So you recall that his inspirations were recorded, something you explicitly denied just one post earlier?

>Sure, it pales in comparison to Stalingrad over in Europe

Or the Somme
Or Borodino
Or basically ant big battle fought in Europe since the middle ages

Blame literaly scholars then. Not everyone is such a purist that they reject any influence in his work especially considering some of the stuff Tolkien revealed himself directly contradicts that.

And you didn't even notice there's more than one user talking to you.

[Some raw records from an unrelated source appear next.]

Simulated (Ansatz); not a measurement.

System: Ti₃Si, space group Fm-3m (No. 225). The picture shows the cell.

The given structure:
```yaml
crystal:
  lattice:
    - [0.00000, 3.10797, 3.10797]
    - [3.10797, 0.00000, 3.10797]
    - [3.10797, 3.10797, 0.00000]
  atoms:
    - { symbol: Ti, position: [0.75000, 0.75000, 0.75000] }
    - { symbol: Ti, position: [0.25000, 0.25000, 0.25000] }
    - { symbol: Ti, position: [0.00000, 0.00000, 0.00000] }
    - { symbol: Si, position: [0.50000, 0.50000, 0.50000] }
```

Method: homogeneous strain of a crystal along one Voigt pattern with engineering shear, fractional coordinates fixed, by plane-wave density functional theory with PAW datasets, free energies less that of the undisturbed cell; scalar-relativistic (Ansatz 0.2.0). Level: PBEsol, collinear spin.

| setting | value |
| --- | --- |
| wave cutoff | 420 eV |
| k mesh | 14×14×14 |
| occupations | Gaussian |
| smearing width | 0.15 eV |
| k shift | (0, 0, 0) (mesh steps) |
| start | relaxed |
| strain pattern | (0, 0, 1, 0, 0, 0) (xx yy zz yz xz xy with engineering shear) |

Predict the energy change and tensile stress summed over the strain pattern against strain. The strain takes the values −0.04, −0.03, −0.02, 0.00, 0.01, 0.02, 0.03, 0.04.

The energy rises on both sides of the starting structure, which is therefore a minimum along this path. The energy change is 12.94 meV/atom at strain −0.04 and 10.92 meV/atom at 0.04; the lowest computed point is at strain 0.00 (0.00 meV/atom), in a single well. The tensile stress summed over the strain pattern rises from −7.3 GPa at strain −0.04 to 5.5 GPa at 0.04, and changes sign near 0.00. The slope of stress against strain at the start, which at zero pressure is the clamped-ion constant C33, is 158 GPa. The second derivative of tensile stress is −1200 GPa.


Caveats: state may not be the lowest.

You are of course right that Tolkien was inspired by many things in history and his own life. He must have been because it would be impossible to write anything without inspiration. My main point is that there is absolutely no evidence whatsoever of the siege of Vienna inspiring the siege of Minas Tirith. Such claims are only "supported" by completely arbitrary similarities between the events, which is just cherrypicking at best.

>Over thousands died and the rest fled
>Over thousands
.. so millions?
What fucking idiot wrote that shit?

losing is not hard

>muh sobieski hussar charge was the basis for the battle of pellenor fields
It was inspired by the battle of chalons down to the death of theodoric (theoden). There is nothing to support the connection to the battle of Vienna except the fact that T*rks are orcish in appearance, smell and demeaner. I understand that you listened to the sabaton song and watched the lotr movies so you think that's how it was but you're wrong and have nothing to bass your claims on other than your own head canon.

There's the "field" part and the name is similar. But still no siege and no allied force helping the besieged. And nothing to support that this particular battle influenced the entire or at least a part of the Minas Tirith/Pellenor battle. If only it took place in Anglo-Saxon England or earlier. Nothing that would make it a more likely candidate.

This claim is exactly as unsubstantiated as the Siege of Vienna claim. The simple truth of the matter is that the Siege of Minas Tirith isn't inspired by any specific historical event. Its a purely imagined and fantastical siege that only draws inspirations from historical sieges in a very general sense.

What the fuck is this whole post

>scale
there was at least dozen european battles bigger than that, and hundred worldwide

>epicness
nobody outside of usa gave a fuck, meanwhile some battles affected whole continents

>clash of titans
just,what?

i gave up reading after that

>there was at least dozen european battles bigger than that, and hundred worldwide

>post whatthefuckamireading.jpg
>can't read "western hemisphere"

What did he mean by tis?

Pretty sure the Battle of Tenochitlan involved more people.